It’s 2020, and we have more information at our fingertips than ever before. 

But new research reveals more than one in three parents admit they feel ill-equipped to support their child’s learning over the next decade.

Dr Selina Samuels has devoted her career to teaching young people and developing education programs all over the world. Selina believes that the way parents see themselves as learners has a big impact on their child’s learning journey.

In fact, she has some surprisingly simple tips and tricks to help parents support their kids at home.

1. The biggest trick in the book: carrying books around in front of your kids actually encourages them to read
Countless parents grumble about the fact that their children don’t enjoy reading. But when asked, they rather sheepishly admit that they themselves don’t read very much. 

Before friends and school and TV icons, kids are most influenced by what they see at home. 

“If you want your children to read, you should place an emphasis on reading yourself,” says Selina. “Even if that just means walking around with a book in your hand. In particular, I always recommend that fathers of reluctant boy readers spend time reading in the presence of their sons.”

2. Turn “I’m not good at this” into “I could try this”
“People with a fixed mindset believe themselves to be intrinsically good or bad at certain things,” says Selina. “We’ve all heard it from our kids — they’re ‘just not good at Maths’, so there’s no point trying.” 

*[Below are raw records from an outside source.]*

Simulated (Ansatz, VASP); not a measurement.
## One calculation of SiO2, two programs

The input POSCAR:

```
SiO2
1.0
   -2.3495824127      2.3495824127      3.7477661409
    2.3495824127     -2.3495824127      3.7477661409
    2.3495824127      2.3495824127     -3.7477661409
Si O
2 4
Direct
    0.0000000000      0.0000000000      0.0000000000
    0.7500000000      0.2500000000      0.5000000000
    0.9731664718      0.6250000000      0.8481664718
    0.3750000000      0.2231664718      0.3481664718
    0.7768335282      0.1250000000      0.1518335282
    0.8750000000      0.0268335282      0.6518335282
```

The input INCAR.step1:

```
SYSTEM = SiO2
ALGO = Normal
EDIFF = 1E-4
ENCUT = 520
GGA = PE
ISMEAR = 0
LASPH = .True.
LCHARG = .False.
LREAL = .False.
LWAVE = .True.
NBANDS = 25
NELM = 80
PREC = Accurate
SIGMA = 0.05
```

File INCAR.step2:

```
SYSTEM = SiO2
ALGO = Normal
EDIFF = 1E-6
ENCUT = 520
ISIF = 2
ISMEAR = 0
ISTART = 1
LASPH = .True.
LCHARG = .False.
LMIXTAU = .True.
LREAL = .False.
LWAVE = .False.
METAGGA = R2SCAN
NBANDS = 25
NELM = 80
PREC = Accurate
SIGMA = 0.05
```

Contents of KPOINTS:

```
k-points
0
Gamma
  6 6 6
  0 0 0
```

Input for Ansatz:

People with a growth mindset believe they’re “just not good at fractions yet”. There’s room to develop and grow as a learner, and so any mistake or failure is an opportunity to learn, rather than a disaster. 

Sadly, studies have shown that girls are particularly prone to thinking of their skills as fixed, and are more likely to respond to a multiplication question with, “I’m just not good at Maths.

3. Forget pets, reading is the number one way to develop empathy
A significant amount of research points to reading as a way to build empathy. 

“Scans have shown us that readers’ brains light up in ways which echo the actions of characters that they’re reading about,” says Selina. “When your child is reading, the areas of their brain associated with theory of mind are activated, which means that they’re vicariously experiencing what the character is feeling.” 

Studies have shown that people who spend more time reading behave more altruistically and empathetically than those who don’t. “This suggests that regular immersion in reading (and particularly in fiction) develops social cognition and primes the brain to empathise with the feelings and actions of others,” says Selina.

4. Remove the cotton wool and teach kids to A-D-A-P-T
Aside from reality TV and cronuts (which are obviously the greatest inventions of the modern age), most people agree that the key to a happy life is learning to adapt to circumstances. 

“This is a skill that we should nurture in our children from an early age,” argues Selina. “Learning to adapt is key to coping with disappointment, adjusting to change and thriving in unpredictable situations. It’s aligned to developing a growth mindset.” 

“The best way to encourage adaptability in your child is to develop and celebrate adaptability in yourself,” says Selina. “Rather than protect your child from all the decisions and challenges that you’ve had to tackle, share with them the way that you navigated those complexities, made difficult decisions and adapted to change.” 

“It’s OK to share these experiences with your child, but do so after the emotion has passed,” says Selina. “If you can explain the problems that you encountered and how you solved them calmly, they likely won’t associate these situations with high emotion or stress, but instead see them as adult ‘business as usual’.